Anti-Money Laundering for Casinos
Criminal organizations launder an estimated $2.5 trillion a year through financial institutions and non-bank financial institutions such as the casino industry, which is an ever growing target. The rise of legalized gambling in cities throughout the U.S. and the high cash volume associated with gaming has increased the casino industry’s vulnerability to terrorist financing and the laundering of illegal proceeds. If casino personnel are not trained properly, laundering cash through a casino can be very easy.
Drug traffickers launder illicit profits and ultimately integrate the funds into the legitimate economy. Laundered drug proceeds are used to finance drug operations and other crimes, fund insurgency and terrorist organizations and promote corruption.
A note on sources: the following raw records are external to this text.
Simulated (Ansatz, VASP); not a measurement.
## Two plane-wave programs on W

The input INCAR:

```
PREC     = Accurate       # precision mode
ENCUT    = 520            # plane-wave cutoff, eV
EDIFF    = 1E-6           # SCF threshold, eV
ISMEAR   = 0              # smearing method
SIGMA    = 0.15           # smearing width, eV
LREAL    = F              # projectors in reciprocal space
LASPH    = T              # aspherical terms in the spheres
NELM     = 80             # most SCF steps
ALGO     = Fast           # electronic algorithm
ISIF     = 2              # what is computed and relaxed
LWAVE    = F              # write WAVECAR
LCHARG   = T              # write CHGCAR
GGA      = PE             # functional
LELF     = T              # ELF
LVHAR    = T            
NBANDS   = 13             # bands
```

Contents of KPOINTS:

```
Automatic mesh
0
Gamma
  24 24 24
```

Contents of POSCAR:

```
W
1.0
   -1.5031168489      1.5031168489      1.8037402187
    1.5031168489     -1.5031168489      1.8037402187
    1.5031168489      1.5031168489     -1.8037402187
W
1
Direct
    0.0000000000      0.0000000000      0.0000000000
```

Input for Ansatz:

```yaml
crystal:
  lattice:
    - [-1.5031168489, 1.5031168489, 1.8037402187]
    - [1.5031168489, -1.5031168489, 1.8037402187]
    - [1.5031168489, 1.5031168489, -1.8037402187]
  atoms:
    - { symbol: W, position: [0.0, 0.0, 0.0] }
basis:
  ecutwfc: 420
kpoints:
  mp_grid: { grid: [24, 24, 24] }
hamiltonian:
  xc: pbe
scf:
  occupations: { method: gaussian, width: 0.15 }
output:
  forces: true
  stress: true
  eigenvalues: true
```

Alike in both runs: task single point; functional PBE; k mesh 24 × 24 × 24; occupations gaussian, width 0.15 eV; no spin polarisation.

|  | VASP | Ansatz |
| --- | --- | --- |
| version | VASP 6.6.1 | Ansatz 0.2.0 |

The gaming industry in the United States remains vulnerable to drug and other illegal proceeds. One technique used to launder drug proceeds through casinos involves structuring cash purchases of casino chips or tokens to avoid reporting requirements and subsequently redeeming the chips for checks drawn on, or wire transfers from, casino bank accounts. Corrupt casino employees have also facilitated the laundering of illegal proceeds through casinos.
The main reason why casinos have become so popular for laundering illegal proceeds is because virtually anything you can do in a bank (depository institution) you can also do in a casino. There are some casinos who do not conduct wire transfers or international wires, but other than that, you can do anything else. Because of the size of casinos and the number of people inside gambling, it becomes much easier to launder money through a casino than a bank. For these reasons, each employee working in a casino must be properly trained and alerted to the type of activity to look for.
While a Special Agent with IRS-Criminal Investigation, I conducted AML/BSA training seminars for casinos all over Louisiana and Mississippi. Employees had live, face-to-face training classes and learned much more than any other type of training. Don’t gamble with your reputation and financial future. Get the best training possible for your employees.
Casinos should know when to file a Currency Transaction Report (CTRC) and the Suspicious Activity Report (SARC). A CTR should never be filed unless the transaction exceeds $10,000. If you do, you are placing the financial future of the casino at risk. If the transaction is $10,000 or less, you have the SARC available for filing. Another reason for filing a SARC instead of a CTRC when the transactions is not in excess of $10k is because you have a “safe harbor” provision with the SARC, if filed in good faith. You have no such protection when filing the CTRC and not required by law to do so.